Dáil Éireann - Volume 481 - 08 October, 1997

Written Answers. - Economic and Monetary Union.

14. Mr. Finucane asked the Minister for Finance if he has had or intends having any discussion with his United Kingdom counterpart on [409] whether the United Kingdom intends participating in economic and monetary union; and if he will make a statement on the matter. [15686/97]

51. Mr. O'Shea asked the Minister for Finance if his attention has been drawn to an informed article (details supplied) in the Financial Times in relation to the United Kingdom Government decision in principle to join Sterling with economic and monetary union at some stage after 1999; and if he will make a statement on the matter. [15718/97]

Minister for Finance (Mr. McCreevy): I propose to take Questions Nos. 14 and 51 together.

The decision on who will participate in the third stage of economic and monetary union will be made next year, in accordance with the procedures laid down in Article 109j of the Maastricht Treaty. The Council of Ministers, ECOFIN, will assess whether each member state fulfils the necessary conditions for the adoption of a single currency, on the basis of convergence reports from the European Commission and the European Monetary Institute. On the basis of these reports, ECOFIN, acting by a qualified majority on a recommendation from the Commission will recommend its findings to the Council, meeting in the composition of the Heads of State or Government, who will, after receiving the opinion of the European Parliament, confirm which member states fulfil the conditions.

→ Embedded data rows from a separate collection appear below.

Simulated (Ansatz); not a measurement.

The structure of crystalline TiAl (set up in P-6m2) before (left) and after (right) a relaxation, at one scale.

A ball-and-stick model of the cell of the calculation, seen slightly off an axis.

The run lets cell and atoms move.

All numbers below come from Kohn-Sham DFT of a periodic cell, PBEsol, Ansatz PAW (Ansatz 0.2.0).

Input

The United Kingdom has an opt-out from the provisions on economic and monetary union, under a Protocol attached to the Maastricht Treaty. Under the terms of the Protocol, the UK shall notify the Council whether it intends to move to the third stage before the Council makes the assessment to which I have referred. Unless the UK notifies the Council that it intends to move to the third stage, it shall be under no obligation to do so. If the United Kingdom does not move to the third stage, it may change its notification at any time after the beginning of that stage.

The question as to whether the UK wishes to enter the third stage of economic and monetary union is a matter for the British Government. The UK Government has not yet said whether it will exercise this opt-out and has never said that it will never join. It has only said that it will decide closer to the starting date of 1 January 1999.

Of course, I regularly meet my colleagues, including the Chancellor of the Exchequer, at the ECOFIN Council, as well as at other international fora. I take the opportunity of such contacts to keep myself informed of their thinking on a range of issues and of developments in their countries. However, the decision on participation is firstly a matter for the UK themselves and I would not expect to be told of their intentions before they had made their own decision in this matter.

I am aware of the press report to which the Deputy refers; however, it would not be appropriate [410] for me to comment on press speculation. As I understand the position, the British Government approach is fundamentally unchanged at this time — they have kept open the option of joining at the start of the third stage and will decide on whether or not they wish to enter economic and monetary union closer to the time. Their position, as set out in the Labour Party election manifesto, is that the single currency is a major step of economic integration, which in principle could bring benefits, and they will make their decision “on the basis of the economic merits of the case, when the arguments for Britain are clear”. If they take the view that the UK should join the single currency in the life time of the current Westminster parliament, I understand that there is to be a referendum before the final decision is made.

While I would, of course, welcome a decision by the UK Governemnt to enter economic and monetary union from the outset, my priority remains ensuring that Ireland qualifies for economic and monetary union and will take part in the third stage from the beginning. When the Maastricht Treaty received the endorsement of the Irish people, it did so without qualification or any provision for Ireland to opt out from the provisions for economic and monetary union. Membership of economic and monetary union, irrespective of what the UK does, will on balance be of benefit for Ireland, according to both the Economic and Social Research Institute and the National Economic and Social Council. I believe the economic and monetary union will start on time and that Ireland will play its full part from the start.